OFA Workshop in Austin to Put Spotlight on InfiniBand and RoCE

In this special guest feature, Bill Lee from IBTA writes that the upcoming Open Fabrics Workshop in Austin will feature a number of talks on the latest in InfiniBand and RoCE technologies.

Bill Lee is Chair of the Marketing Working Group at IBTA

The OpenFabrics Alliance (OFA) Workshop is an annual event devoted to advancing the state of the art in networking. The workshop is known for showcasing a broad range of topics all related to network technology and deployment through an interactive, community-driven event. The comprehensive event includes a rich program made up of more than 50 sessions covering a variety of critical networking topics, which range from current deployments of RDMA to new and advanced network technologies.

Update: View the Final Agenda with a full list of abstracts.

This year’s workshop program will also feature some notable sessions that showcase the latest developments happening for InfiniBand and RoCE technology. Below are is the collection of OFA Workshop 2017 sessions that we recommend you check out:

Developer Experiences of the First Paravirtual RDMA Provider and Other RDMA Updates, Presented by Adit Ranadive, VMware. VMware’s Paravirtual RDMA (PVRDMA) device is a new NIC in vSphere 6.5 that allows VMs in a cluster to communicate using Remote Direct Memory Access (RDMA), while maintaining latencies and bandwidth close to that of physical hardware. Recently, the PVRDMA driver was accepted as part of the Linux 4.10 kernel and our user-library was added as part of the new rdma-core package. In this session, we will provide a brief overview of our PVRDMA design and capabilities. Next, we will discuss our development approach and challenges for joint device and driver development. Further, we will highlight our experience for upstreaming the driver and library with the new changes to the core RDMA stack. We will provide an update on the performance of the PVRDMA device along with upcoming updates to the device capabilities. Finally, we will provide new results on the performance achieved by several HPC applications using VM DirectPath I/O. This session seeks to engage the audience in discussions on: 1) new RDMA provider development and acceptance, and 2) hardware support for RDMA virtualization.

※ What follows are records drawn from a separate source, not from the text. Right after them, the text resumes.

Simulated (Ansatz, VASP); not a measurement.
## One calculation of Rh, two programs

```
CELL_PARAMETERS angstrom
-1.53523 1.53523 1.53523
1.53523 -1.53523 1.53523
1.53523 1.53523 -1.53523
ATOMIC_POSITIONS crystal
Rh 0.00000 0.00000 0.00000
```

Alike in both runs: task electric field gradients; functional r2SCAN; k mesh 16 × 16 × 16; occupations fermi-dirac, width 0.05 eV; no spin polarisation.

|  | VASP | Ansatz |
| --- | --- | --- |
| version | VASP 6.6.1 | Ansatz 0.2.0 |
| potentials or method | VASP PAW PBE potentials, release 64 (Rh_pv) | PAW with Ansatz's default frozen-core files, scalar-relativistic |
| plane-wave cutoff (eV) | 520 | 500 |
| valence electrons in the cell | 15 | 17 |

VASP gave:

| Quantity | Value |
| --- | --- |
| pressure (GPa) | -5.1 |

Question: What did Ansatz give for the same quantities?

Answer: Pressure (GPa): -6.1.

Experiences with NVMe over Fabrics, presented by Parav Pandit, Mellanox. NVMe is an interface specification to access non-volatile storage media over PCIe buses. The interface enables software to interact with devices using multiple, asynchronous submission and completion queues, which reside in memory. Consequently, software may leverage the inherent parallelism and low latency of modern NMV devices with minimal overhead. Recently, the NMVe specification has been extended to support remote access over fabrics, such as RDMA and Fibre Channel. Using RDMA, NVMe over Fabrics (NVMe-oF) provides the high BW and low-latency characteristics of NVMe to remote devices. Moreover, these performance traits are delivered with negligible CPU overhead as the bulk of the data transfer is conducted by RDMA. In this session, we present an overview of NVMe-oF and its implementation in Linux. We point out the main design choices and evaluate NVMe-oF performance for both InfiniBand and RoCE fabrics.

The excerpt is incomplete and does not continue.